Addressing the recent ZANU-PF annual congress, party leader and Zimbabwe president, Robert Mugabe likened the (mis)fortunes of his party to those of a wounded beast. “We are now like a wounded beast,” Mugabe said, adding emphatically, “You know how a wounded beast fights. Let’s fight back and restore our own pride.”

Mugabe’s unhappiness with the current government of national unity, the brainchild of former South African president, Thabo Mbeki, is well documented. He has continuously insisted that his party gets out of the marriage of inconvenience it got itself into with the two factions of the Movement for Democratic Change (MDC).

ZANU-PF has never been shy about bringing animal imagery into politics. The most famous image, perhaps, is the once-upon-a-time statement made by a certain senior leader of the party who declared that if they were to put a baboon on the ballot paper, Zimbabweans would still vote for that baboon because, well, it was a ZANU-PF baboon.

The wounded-beast image, coming as it did during the congress, is quite revealing – the party is simply not prepared to lose the next election. The question, then, is this: what is ZANU-PF prepared to do in order to win the next election? Given Zimbabwe’s recent electoral history, its harrowing facts on intimidation, torture, murder and a litany of fraud allegations, it is almost impossible to see how this cocktail of deadly elements can be avoided.

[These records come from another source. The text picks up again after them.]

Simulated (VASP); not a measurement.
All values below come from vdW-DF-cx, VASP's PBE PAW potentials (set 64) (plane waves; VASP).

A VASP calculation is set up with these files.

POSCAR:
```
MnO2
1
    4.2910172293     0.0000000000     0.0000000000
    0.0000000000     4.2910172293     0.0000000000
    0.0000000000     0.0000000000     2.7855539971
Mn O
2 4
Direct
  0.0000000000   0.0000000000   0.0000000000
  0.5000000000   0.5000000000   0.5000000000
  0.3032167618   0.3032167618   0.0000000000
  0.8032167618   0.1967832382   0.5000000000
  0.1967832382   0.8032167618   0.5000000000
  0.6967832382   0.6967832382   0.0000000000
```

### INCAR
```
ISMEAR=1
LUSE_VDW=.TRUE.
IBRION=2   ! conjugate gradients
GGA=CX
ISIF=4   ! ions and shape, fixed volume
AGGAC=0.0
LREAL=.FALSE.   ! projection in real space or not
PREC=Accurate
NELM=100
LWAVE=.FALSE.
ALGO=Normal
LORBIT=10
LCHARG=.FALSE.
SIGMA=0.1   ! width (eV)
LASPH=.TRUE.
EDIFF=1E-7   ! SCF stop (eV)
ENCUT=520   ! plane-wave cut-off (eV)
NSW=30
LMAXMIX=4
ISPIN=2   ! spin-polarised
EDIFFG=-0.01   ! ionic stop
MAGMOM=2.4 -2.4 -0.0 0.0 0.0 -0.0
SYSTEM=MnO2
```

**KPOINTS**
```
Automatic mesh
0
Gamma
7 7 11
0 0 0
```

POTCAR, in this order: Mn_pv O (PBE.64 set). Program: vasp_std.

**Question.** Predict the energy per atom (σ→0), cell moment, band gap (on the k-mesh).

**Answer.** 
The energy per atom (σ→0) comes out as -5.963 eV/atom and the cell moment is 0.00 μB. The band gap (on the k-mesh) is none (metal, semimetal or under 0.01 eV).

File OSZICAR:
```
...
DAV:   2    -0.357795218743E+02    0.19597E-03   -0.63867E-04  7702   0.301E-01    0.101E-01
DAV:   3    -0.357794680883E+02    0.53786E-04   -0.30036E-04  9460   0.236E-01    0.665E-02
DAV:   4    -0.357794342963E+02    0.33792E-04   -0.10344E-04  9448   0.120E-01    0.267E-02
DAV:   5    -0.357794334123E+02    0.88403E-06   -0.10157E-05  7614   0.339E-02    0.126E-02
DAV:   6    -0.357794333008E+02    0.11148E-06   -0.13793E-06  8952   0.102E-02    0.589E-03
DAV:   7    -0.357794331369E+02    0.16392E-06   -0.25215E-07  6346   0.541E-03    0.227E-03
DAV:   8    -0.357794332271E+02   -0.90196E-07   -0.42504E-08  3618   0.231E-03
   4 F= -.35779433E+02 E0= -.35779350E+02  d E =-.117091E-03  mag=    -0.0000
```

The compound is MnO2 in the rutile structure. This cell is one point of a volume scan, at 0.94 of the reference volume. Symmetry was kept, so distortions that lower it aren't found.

Civic groupings in Zimbabwe have repeatedly stated that the country is not ready for an election, not when key preconditions such as key electoral, security and media reforms have not been instituted. That there is gross uncertainty over a proposed new constitution doesn’t help matters either. Still, SADC, through the appointed facilitator, South African president, Jacob Zuma, is yet to speak authoritatively and with deep conviction about the kind of election the regional body wants to see in the erstwhile breadbasket of Africa.

Hence, outside any framework that is likely to deter wounded and raging political beasts from inflicting pain on the people alleged to have caused the wounds, should Mugabe’s sincerity in denouncing political violence be questioned? Or this is the return of sanity in the zany party?

In the same speech to the congress, the octogenarian had this to say: “We [ZANU-PF] do not have to take up spears in order to win,” adding also, “No violence. Let’s have a peaceful election. Let our policies be the spear. We are now mature people and proud of our enlightenment and education.”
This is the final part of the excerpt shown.